I just saw a commercial that reminded me of the people that have made a positive difference in my life. One of them of course is my dearest friend Martin. He and I used to chat on the phone at least once a week. He always tried to scare me, in a fun way. The day I was suppose to talk to him, my mother gave me the grave news. The phone call would never come again. In the short while that I knew him, he was absolutely the best friend anyone can have, he always knew when I was sad, and somehow always made me smile. Sometimes when I am sad, I can always hear him say, “Smile girlie, is so much easier than crying”.
Another person that made a difference in my life I met in this September almost two years ago. I would wake up everyday, with a smile on my face, and like Martin, this person also knew when I was sad, and made me smile quite a bit. Today I was thinking if I could take a day in my life back, I would take back the day that wonderful friend of mine walked out of my life. I always say things happen for a reason, that is what keeps me going and keeps alive the faith and hope that has always been a part of my life.
Contrary to popular belief, I don’t have a string of 15-19 friends hanging around for the good, the bad and the lets not go there. I don’t have the social graces of a high school cheerleader, and had never had that many friends. As much as some people would like to disagree, friends for me have been very few and far between. I know people by name and face some were classmates others friends of the family, but friends, the kind that are for better or worse, sad to say only two.
While the call will never come and that email packed with loads of smiles will never grace my inbox, I think fondly of them everyday and wish them the best.

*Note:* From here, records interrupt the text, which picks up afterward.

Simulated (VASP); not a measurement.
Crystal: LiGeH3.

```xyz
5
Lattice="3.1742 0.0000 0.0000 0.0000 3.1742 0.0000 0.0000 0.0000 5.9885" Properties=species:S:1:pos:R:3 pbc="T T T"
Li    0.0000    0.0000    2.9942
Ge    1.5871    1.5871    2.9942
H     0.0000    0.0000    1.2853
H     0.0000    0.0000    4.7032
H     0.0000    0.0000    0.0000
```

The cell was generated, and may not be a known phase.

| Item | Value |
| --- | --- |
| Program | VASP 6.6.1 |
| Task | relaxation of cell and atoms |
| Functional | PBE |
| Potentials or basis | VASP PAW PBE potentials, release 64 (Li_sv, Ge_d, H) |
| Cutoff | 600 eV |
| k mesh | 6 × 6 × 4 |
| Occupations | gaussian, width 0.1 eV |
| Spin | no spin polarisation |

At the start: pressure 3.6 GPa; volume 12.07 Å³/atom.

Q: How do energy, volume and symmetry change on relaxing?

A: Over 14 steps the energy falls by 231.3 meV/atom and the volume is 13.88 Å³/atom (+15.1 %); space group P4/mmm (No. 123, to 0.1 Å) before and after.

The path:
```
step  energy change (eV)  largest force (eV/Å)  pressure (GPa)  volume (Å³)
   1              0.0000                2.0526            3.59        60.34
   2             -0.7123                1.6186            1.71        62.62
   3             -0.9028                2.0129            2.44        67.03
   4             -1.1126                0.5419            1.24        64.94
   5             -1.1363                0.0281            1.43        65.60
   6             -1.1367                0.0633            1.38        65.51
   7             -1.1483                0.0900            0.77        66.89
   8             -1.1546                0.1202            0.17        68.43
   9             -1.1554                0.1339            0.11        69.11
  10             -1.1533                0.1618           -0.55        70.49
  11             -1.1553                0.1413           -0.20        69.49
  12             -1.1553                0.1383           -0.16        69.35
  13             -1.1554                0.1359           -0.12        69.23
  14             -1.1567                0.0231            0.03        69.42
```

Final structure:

On the non human side, I do have two wonderful friends, whom I wouldn’t change for anything. Samantha (Sammie) and Nolan both my cats they are one year old and I’ve had them since they were about two weeks old. They have made me a really happy person. Nolan seems to understand when I’m sad (he tends to try to cheer me up by acting extra adorable). Sammy has her ways too, lately she has taken a permanent spot to on the left side of my desk, and naps there looking ever so beautiful, she has let me pet her a lot more than usual. Which is great!
So while in days like today, I may think about those friends that made me smile and see life in high def, and probably feel that smile fade away; wishing things could be different, I will try to focus on those tiny moments in the day that are a gift from God and like friendships long gone leave a lasting impression.